Mechanical Engineering students at Northeastern University are introduced to research skills and information literacy at several points during the undergraduate curriculum, including a recently introduced first-year engineering workshop and a required technical writing in the discipline course. There are also two writing intensive courses that require background research to inform lab reports and research presentations. When students reach Capstone Design, project reports show vastly different levels of proficiency in information literacy skills. The goal of this study was to assess which information literacy skills were poorly learned and retained by the students, in order to inform potential adjustments in the earlier curriculum. Additional support in Capstone Design may also be developed based on these results.

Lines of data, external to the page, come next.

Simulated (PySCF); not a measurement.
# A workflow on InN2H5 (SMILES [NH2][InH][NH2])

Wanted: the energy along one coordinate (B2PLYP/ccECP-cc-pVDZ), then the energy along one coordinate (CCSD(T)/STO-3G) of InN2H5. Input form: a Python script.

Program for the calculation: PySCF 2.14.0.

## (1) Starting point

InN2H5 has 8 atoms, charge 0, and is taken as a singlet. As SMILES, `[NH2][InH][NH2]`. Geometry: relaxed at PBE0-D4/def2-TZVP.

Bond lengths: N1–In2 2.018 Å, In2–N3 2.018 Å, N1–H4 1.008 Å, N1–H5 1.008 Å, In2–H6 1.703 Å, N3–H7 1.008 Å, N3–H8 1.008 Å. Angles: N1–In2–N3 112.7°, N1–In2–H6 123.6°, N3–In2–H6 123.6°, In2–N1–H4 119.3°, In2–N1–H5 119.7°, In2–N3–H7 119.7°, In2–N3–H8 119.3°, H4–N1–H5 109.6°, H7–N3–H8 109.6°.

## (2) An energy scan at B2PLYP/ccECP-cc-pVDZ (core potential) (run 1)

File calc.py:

A sample of 26 reports from a Capstone 1 class conducted in Summer 2021 were rated using a customized version of the VALUE rubric for Information Literacy (IL). Results show that students were most proficient in paraphrasing from sources, selecting high quality sources, choosing a variety of information sources, and citing sources accurately. They struggled more with higher order, more contextually dependent skills like determining the extent of information needed and synthesizing information from multiple sources to achieve a specific purpose such as justifying a course of action. Additionally, project type was observed to have more of an impact on IL rubric scores than students’ previous participation in IL workshops or writing intensive courses. Results suggest that more practice with higher order skills in context of the engineering design process at additional points during the curriculum may be necessary to enable students to retain these skills. Additional recommendations based on the analysis include making IL requirements in the Capstone grading rubric more explicit and granular, and combining engineering subject matter experts and engineering librarians to collectively score students’ work. This may be a path to enabling more rubric-based assessments of IL in the engineering discipline.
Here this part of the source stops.